Dangan Ronpa is so damn campy. But I love campy. So I love it. In all seriousness, there was a choice to be made when this anime was adapted. The staff could take the source material and turn it into a serious work about a bunch of teenagers forced to kill each other in a sadistic game they’ve been trapped inside of. Not that that genre is at all saturated. Or they could just make an anime that celebrates the already zany source material and went wild with the game-adaptation portion. There were plenty of points this episode where I found myself thinking “oh yeah, this is a game adaptation”, but there were exactly zero where I found myself minding.
So yes, I do recognize that a fair portion of this anime is taking its cues straight from the game, and that’s fine. Speaking as someone who hasn’t seen it, the dialogue easily carried the scenes where the visuals were just the characters standing around debating, and they didn’t linger on any one point long enough for things to get boring. Too, it lends a different feel seeing phrase-bullets being fired out of a gun, when one isn’t the player character doing it, but just an observer munching on his popcorn.
And there were points where the visual execution was doing the heavy lifting. Kishi Seiji’s veteran direction shone through in a couple of key scenes in the second half that really brought the focus on how desperate the obviously-guilty Leon was getting. The scene where he and Makoto were going back-and-forth and the camera was gradually zooming in on each of their faces. The individual transitions from shot-to-shot didn’t carry much impact, but the end result did; it was such gloriously over-the-top use of shaky camera angles.
More subtly, there was the scene before he started to need Visine where suspicions were cast on him for the first time, where the show was gradually building up to beady red eyes and maniacal chanting. When it was still less certain that he was the culprit, the camera was placed behind him and focused the people doing the questioning, something that called attention to both his body language and the rest of the students getting gradually more suspicious. It was a nice touch from a chronically underrated director.*
With this, a full arc has gone by and been executed with considerable panache. This show is on pace to kill off a lot of characters very quickly. 3 dead in 3 episodes lays out plenty of room to shrink, so to speak. I’m pretty pumped for next week’s helping of Danganzola cheese.

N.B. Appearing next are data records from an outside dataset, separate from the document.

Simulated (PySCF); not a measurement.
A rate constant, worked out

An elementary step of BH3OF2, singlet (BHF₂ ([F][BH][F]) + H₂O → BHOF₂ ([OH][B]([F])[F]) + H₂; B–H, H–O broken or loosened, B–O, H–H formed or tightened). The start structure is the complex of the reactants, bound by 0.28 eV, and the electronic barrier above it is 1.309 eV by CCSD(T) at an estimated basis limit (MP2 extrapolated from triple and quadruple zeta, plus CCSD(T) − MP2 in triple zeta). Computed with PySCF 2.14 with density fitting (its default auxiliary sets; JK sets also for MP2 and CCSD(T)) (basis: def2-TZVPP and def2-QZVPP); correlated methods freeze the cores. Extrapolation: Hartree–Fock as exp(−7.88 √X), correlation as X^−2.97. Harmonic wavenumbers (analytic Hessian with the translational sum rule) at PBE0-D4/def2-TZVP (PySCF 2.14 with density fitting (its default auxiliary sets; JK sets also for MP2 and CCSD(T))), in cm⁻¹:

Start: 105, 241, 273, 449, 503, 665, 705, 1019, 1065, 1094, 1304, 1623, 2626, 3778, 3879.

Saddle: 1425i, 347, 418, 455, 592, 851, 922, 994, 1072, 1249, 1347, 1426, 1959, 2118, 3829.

*There’s a visibility bias running pretty deep in the anime fandom towards overrating directors who have a noticeable visual style (Akiyuki Shinbo’s backgrounds and oddball cuts, Shinichiro Watanabe’s music scenes, Kazuo Koike’s punky motion animation) and underrating directors who specialize in equally important things like compressed pacing, body language, volume production, and camera handling. I’m talking about people like Ayumu Watanabe, Takahiro Omori, and Hirao Takayuki along with Kishi himself. Not to say that directors with their own distinctive styles aren’t great, just that having one is not the only way to be great. I could editorialize this subject all day, but suffice to say it’s one of my pet peeves.